Opinion
15-cv-02106-RS
08-29-2024
CONSUMER FINANCIAL PROTECTION BUREAU, Plaintiff, v. NATIONWIDE BIWEEKLY ADMINISTRATION, INC., et al., Defendants.
JUDGMENT AND PERMANENT INJUNCTION FOLLOWING REMAND
RICHARD SEEBORG, United States District Judge.
Plaintiff in this action is Consumer Financial Protection Bureau. Defendants are Nationwide Biweekly Administration, Inc. (“Nationwide”), its wholly-owned subsidiary Loan Payment Administration (“LPA”), and Daniel Lipsky, the founder, president, sole officer, and sole owner of Nationwide. LPA functions essentially as a second name under which Nationwide markets its services.
For the purposes of this judgment and permanent injunction, the following definitions apply:
1. “Clear and conspicuous” means
a. In textual communications (e.g., printed publications or words displayed on the screen of an electronic device), the disclosure must be of a type size and location sufficiently prominent for an ordinary consumer to read and comprehend it, in print that contrasts with the background on which it appears;
b. In communications disseminated orally or through audible means (e.g., radio or streaming audio), the disclosure must be delivered at a volume and cadence sufficient for an ordinary consumer to hear and comprehend it;
c. In communications disseminated through video means (e.g., television or streaming video), the disclosure must be in writing in a form consistent with subsection (a), and must appear on the screen for a duration sufficient for an ordinary consumer to read and comprehend it;
d. In communications made through interactive media such as the internet, online services, and software, the disclosure must be presented in a form consistent with subsection (a), and that cannot be bypassed;
e. In communications that contain both audio and visual portions, the disclosure must be presented simultaneously in both the audio and visual portions of the communication; and,
f. In all instances, the disclosure must be presented before the consumer incurs any financial obligation, in an understandable language and syntax, and with nothing contrary to, inconsistent with, or in mitigation of the disclosures used in any communication with the consumer.
2. “IM Program” means defendants' Interest Minimizer Program, or any other substantially-similar program, including any program that involves defendants transmitting or exchanging funds or otherwise acting as a custodian of funds or any financial instrument for use by or on behalf of a consumer.

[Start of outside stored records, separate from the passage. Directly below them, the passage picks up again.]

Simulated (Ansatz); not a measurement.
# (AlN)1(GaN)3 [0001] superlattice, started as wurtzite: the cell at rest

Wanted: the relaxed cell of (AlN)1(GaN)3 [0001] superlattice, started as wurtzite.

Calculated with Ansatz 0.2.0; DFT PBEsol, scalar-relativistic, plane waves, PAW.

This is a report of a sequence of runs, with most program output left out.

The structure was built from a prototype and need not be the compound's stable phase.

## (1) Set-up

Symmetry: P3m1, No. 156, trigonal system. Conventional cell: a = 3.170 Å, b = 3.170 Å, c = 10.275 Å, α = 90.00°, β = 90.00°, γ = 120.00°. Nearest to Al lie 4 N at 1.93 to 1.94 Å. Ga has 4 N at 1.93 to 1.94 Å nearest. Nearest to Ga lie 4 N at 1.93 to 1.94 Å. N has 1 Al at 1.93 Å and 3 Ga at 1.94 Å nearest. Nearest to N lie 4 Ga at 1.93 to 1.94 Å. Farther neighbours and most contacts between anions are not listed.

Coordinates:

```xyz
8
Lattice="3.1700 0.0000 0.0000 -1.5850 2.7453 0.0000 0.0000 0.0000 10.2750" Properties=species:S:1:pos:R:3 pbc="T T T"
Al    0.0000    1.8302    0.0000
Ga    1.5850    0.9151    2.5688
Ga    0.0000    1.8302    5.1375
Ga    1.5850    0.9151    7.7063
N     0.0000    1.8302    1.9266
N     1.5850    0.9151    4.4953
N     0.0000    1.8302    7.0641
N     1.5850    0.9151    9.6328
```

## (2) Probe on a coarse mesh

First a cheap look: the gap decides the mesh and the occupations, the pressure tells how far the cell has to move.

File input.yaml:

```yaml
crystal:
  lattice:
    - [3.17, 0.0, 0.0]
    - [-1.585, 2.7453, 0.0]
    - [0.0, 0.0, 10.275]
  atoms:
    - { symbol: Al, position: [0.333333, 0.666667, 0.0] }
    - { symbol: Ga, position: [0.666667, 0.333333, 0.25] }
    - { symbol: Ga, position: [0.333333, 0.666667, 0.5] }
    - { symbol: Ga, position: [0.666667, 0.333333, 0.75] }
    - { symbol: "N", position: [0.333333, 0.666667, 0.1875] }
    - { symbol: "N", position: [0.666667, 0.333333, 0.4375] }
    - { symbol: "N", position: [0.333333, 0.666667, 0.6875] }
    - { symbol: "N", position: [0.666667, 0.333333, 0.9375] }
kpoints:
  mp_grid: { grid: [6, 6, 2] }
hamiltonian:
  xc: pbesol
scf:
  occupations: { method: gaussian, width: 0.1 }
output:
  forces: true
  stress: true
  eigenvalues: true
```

3. “Promotional Materials” means all print advertisements (including direct-mail marketing letters, inserts, and envelopes), savings analysis templates and documents, online enrollment forms and contracts, defendants' websites (including defendants' audiovisual presentations and videos made available on any proprietary or third-party websites), digital or social media platforms, and any other promotional and marketing materials that consumers receive from defendants and that are used to promote, telemarket, advertise, sell, offer, or provide the IM Program.
4. “Scripts” means all telemarketing call scripts, talking points, question-and-answer documents, and any other guidance or aids used by defendants on telemarketing calls to promote, advertise, telemarket, sell, offer, or provide the IM Program to consumers.
Following a bench trial, pursuant to the Opinion and Order filed on September 8, 2017, upon due consideration of the parties' respective proposals as to the terms of injunctive relief, and pursuant to the Order Supplementing, Modifying, and Reaffirming Prior Findings of Fact and Conclusions of Law Following Remand, and Reaffirming Judgment filed August 28, 2024, judgment is entered in favor of plaintiff and against defendants as follows:
1. Pursuant to 12 U.S.C. § 5565(c)(1), a civil penalty in the amount of $7,930,000 is imposed against Nationwide, LPA, and Lipsky jointly and severally.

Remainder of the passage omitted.